After NASA and lead contractor Boeing completed manufacturing of the test tank barrel at NASA’s Michoud Assembly Facility in New Orleans, technicians moved it from the Vertical Weld Center where it was built to the Vertical Assembly Center for further processing. Engineers will cut the barrel into small sections for mechanical testing and analysis that will help verify the parameters that will be used to build the rocket stage.
For NASA’s first three Artemis missions, the SLS rocket will use an interim cryogenic propulsion stage with one RL10 engine to send Orion to the Moon. The EUS will be used on the rocket’s Block IB evolved configuration for flights beyond Artemis III.

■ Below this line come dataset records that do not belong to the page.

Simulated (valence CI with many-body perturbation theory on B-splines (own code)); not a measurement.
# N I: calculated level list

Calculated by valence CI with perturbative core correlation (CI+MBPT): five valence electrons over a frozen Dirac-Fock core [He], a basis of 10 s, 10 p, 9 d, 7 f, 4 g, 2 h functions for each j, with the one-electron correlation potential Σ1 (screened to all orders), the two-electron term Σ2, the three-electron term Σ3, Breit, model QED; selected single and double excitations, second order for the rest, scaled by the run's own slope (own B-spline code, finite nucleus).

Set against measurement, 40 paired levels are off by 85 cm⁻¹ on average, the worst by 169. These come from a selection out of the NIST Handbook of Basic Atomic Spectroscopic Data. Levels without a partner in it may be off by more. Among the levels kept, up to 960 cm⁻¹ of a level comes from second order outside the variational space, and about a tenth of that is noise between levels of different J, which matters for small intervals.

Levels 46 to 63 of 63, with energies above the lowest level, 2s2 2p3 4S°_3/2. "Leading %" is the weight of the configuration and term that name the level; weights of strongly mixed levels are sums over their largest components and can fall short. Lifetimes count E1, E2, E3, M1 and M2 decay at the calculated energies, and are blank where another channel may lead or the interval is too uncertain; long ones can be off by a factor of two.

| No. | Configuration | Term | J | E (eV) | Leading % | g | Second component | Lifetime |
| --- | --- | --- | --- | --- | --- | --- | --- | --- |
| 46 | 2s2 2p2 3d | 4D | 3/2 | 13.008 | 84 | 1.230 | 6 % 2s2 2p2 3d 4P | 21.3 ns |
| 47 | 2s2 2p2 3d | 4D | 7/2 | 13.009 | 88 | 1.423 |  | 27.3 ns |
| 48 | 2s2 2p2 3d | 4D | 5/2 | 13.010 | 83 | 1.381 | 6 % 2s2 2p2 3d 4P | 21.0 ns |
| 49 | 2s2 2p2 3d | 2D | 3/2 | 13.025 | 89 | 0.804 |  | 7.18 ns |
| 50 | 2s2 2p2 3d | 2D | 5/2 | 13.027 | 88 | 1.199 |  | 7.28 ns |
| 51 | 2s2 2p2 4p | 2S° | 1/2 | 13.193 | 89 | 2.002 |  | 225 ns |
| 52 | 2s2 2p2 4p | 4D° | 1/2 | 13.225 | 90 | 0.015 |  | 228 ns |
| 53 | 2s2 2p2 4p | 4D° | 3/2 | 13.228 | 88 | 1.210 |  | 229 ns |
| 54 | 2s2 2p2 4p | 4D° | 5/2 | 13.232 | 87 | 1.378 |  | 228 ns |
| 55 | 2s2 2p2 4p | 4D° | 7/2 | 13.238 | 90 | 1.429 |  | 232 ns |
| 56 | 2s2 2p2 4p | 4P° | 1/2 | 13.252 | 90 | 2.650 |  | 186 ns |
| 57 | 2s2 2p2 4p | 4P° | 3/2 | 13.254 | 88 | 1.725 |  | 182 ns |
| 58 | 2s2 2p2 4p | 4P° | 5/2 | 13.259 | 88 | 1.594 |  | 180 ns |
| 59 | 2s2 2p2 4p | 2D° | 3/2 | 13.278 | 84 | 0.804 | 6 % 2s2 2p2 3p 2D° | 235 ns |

The upper stage has larger propellant tanks and four RL10 engines. The evolution of the rocket to SLS Block 1B configuration with EUS enables SLS to launch 40% more cargo to the Moon along with the crew. SLS is the only rocket that can send Orion, astronauts, and heavy cargos to the Moon in a single mission. The SLS rocket, NASA’s Orion spacecraft, Gateway, and commercial human landing systems are part of NASA’s backbone for deep space exploration.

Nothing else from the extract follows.